Central Git Checkout

45 views
Skip to first unread message

qbd...@vt.edu

unread,
Dec 16, 2013, 5:06:22 PM12/16/13
to jenkins...@googlegroups.com
Has anyone considered a modification to the git plugin (or other SCM plugins), to reduce the total number of checkouts physically required on a slave machine?

We run 6 mult-configuration projects (debug and release configurations) on a handful of computers. Each configuration requires one code checkout (2.1 G). That's 2.1*2*6 = 25.2 G  on each slave machine, for the source code only. The master build machine requires another 12.6 G, because it checks out additional copies *outside* the scope of build directories (no one knows why). Forget about leaving "Advanced Project Options" > "Restrict where this project can be run" unchecked, because if the build is started on a different computer each time, the code has to be checked out at the top level (potentially adding the 12.6 G to each slave machine, if the load is shared).

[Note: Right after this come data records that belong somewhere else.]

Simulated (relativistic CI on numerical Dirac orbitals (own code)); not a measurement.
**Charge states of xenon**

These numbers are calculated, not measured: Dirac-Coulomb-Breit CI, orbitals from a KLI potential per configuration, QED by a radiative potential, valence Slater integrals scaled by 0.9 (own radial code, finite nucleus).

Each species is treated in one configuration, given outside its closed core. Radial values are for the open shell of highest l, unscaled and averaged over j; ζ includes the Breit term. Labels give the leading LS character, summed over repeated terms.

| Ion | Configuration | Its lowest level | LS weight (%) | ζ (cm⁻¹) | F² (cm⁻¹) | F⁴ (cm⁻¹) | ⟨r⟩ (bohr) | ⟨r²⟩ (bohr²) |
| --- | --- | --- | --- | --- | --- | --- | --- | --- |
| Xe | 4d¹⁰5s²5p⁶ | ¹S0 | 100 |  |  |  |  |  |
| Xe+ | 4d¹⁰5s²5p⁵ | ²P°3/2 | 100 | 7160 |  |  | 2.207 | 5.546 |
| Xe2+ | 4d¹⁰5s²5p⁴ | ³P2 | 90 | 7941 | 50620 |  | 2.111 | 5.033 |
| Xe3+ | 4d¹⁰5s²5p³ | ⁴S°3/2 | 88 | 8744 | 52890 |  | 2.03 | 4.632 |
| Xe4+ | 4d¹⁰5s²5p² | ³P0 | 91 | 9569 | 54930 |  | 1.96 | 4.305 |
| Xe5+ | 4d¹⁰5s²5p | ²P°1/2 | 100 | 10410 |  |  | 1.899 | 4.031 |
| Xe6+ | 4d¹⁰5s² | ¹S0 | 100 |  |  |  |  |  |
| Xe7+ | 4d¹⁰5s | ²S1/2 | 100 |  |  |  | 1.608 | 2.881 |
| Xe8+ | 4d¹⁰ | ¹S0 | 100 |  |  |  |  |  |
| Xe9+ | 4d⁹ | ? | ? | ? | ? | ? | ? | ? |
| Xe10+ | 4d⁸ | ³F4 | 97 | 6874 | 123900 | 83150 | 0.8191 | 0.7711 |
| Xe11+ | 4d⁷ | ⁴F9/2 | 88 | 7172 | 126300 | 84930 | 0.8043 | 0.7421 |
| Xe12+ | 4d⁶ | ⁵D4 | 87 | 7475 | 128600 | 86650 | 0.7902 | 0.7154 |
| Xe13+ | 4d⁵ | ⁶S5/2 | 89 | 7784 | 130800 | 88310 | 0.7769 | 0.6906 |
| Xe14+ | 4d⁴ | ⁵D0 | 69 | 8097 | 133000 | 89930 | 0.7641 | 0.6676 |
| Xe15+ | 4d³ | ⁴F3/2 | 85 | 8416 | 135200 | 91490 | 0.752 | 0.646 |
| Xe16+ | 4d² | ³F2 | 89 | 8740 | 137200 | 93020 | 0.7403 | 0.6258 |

Perhaps these issues have already been addressed; we run Jenkins version 1.524.

Suggestions:
a) Live with redundant code checkouts
b) Stop using the git plugin, and have my shell script handle code checkout
c) Rewrite the git plugin, or add an option, to allow one checkout per project on a slave. Technically this is the minimum number of checkouts allowed, because each project is allowed to access a unique sha1 hash.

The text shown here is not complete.